Kevin Recommends: “Los Angeles” by X
People here in Calgary ask me all the time, “Why would you ever want to move here from LA? It’s like you gave up paradise.” One of the answers I always give, right after “pollution” or “overcrowding” or “the Orange Menace” is “it’s actually pretty racist there.”
I didn’t grow up in Los Angeles proper. I grew up mostly in a suburb now called Jurupa Valley, sitting on the edge of the Inland Empire, which, for the unfamiliar, is the interior part of Southern California. It’s a place where a bunch of Okies washed up during the Dust Bowl in order to work better land. In many cases they carried socially conservative, often racist ideals with them, which led to an abundance of white racists putting down roots in sunny California (fun fact: one town over from mine, Fontana, drew so many white supremacists to it that it was considered to be official territory of the Ku Klux Klan). The Inland Empire was, and to an extent still is, a bastion of racism and hatred.
After a while, though, they got hit by a wave of cultural diversity expanding ever outward from Los Angeles. It’s led to some changes in the IE for sure — these days our member of the House of Representatives, Mark Takano, is an openly gay man of Japanese descent (woo progress!) — but it still ain’t perfect there by any means. Can’t have growth without significant pain I guess.

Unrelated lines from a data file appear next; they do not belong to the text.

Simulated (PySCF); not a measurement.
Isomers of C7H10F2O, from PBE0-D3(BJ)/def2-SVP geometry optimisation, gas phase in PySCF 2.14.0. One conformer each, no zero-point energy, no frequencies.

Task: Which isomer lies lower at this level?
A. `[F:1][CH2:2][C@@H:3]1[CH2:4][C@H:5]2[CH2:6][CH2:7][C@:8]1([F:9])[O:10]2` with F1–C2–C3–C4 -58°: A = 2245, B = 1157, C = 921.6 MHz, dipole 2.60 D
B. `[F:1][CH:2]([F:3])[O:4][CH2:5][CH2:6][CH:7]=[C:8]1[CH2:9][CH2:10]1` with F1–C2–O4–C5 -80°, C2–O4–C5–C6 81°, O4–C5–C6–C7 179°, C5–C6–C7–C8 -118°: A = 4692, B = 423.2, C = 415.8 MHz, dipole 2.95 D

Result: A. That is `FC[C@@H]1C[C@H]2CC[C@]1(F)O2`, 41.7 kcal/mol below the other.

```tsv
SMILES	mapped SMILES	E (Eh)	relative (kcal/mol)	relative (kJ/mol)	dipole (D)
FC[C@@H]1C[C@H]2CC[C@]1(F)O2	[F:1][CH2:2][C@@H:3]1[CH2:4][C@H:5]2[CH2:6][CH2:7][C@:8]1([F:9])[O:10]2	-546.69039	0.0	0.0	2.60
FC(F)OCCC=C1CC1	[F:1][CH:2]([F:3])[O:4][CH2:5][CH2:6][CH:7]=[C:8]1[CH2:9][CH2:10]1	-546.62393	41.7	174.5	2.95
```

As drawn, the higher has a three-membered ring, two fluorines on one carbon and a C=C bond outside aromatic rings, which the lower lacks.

Today’s recommendation, “Los Angeles” by X, has some pretty damn problematic lyrics (white folks using racist epithets, which is a subject to explore another time) and, as such, comes with a warning. The lyrics use this hostile and racist language to explore the mind of exactly the type of person I was sick to fucking death of being around when I moved away from Jurupa Valley. Punk rockers gonna punk rock with their lyrics, and these dudes pull no punches when providing a portrait of a bigoted woman (rumored to be frontwoman Exene Cervenka’s roommate at the time). You have been warned.